OEPS is hosted by the Open University in Scotland, and its role is to raise awareness and capacity in educational practices that support the design, production and use of OER across the formal and informal sector in Scotland. The SFC has asked OEPS to focus on the skewed socio-economic profile of OER users.
OEPS has approached this problem as a question of educational practice, of what to do (Kemmis 2006; 2010); addressing the challenges, through applying practice based research from a range of disciplines and perspectives, to frame and reframe our understanding of the issues and also exploring the range of possible solutions. Notably we have drawn on practitioner research from Widening Participation (WP), which explores the visible and hidden barriers to engaging in education (Fuller & Paton 2008; Bathmaker et.al 2013), and how they layer and intersect (see Levitas et.al 2007), distancing people from education. Alongside questions from WP around the pedagogic assumptions made within the academy, which effect the recruitment, retention and progression of vulnerable learners, we also look at the (often tacit) assumptions around digital literacy made within open and online materials.
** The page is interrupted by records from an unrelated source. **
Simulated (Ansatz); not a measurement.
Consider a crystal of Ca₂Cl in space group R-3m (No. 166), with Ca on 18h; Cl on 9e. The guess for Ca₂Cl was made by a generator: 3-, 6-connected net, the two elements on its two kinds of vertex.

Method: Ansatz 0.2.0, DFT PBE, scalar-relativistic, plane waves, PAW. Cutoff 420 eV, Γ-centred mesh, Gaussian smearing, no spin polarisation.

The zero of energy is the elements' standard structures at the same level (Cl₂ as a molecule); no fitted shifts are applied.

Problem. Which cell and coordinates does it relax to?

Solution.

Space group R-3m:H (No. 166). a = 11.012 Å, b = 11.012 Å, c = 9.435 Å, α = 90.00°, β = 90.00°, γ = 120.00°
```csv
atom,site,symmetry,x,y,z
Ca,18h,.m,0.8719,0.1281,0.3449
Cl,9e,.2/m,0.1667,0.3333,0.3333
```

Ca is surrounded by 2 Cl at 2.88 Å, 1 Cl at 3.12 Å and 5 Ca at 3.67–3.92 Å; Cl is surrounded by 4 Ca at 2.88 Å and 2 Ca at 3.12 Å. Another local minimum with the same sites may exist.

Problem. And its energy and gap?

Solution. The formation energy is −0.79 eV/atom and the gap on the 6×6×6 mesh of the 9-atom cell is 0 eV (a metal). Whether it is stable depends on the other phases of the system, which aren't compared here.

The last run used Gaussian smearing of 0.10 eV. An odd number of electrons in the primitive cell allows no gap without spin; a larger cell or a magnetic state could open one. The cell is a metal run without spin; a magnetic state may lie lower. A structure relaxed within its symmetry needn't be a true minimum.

We approach open educational practice as a question of design, of designing learning journeys around the needs of users. We have found approaches from Design Thinking (Cross 2006; Dorst 2011) and Participatory Design (e.g Sanders & Stapper 2008) particularly useful. The participatory element is critical. Research in WP highlights the role of partners outside the academy as sources of support for vulnerable learners. We treat working with partners to develop new materials and practices as a design problem, focussing on the learner, designing with and round their needs. In developing this approach we have come to think of the process of design, production and use as distinct but overlapping phases in the development of online material. The case studies are structured around these phases.
Read on for sections on:
Designing for Openness;
Exploring production practices;
Understanding Use Practices;
Designing for Openness
This case study talks about what it means to design for openness in, for and through partnership. Some approaches to applying “Design Thinking” to education seem to utilise rather a thin interpretation of design; use cases, personas abound, language and approaches adopted (like the open licences themselves) from software development. While the tools are useful the sense of the learner as a customer consuming a product potentially exclude important aspects of educational practice. Here I detail the traps I avoided and the ones I fell into
I had been porting design and User Experience (UX) tools into the development of OER for a number of years with mixed results. One of our early explorations of applying these techniques to learning was the development of a suite of learning materials for a national energy charity to support community groups to improve the energy performance of community builds. It presented some interesting design challenges, not least how to create an OER that went from online activities to offline action. We worked with front line staff who supported the organisation and, influenced by ideas around inquiry based learning, asked them to tell the story of a series of imagined communities. These stories were then woven through the materials to structure the learning. However, when we looked at use patterns we found users tended to be other support workers, and the resources were often being used as induction material for staff in energy charities and local authorities. We had used front line staff as a proxy for the learners, at the time I concluded that we often make openness in our own image (Macintyre 2013)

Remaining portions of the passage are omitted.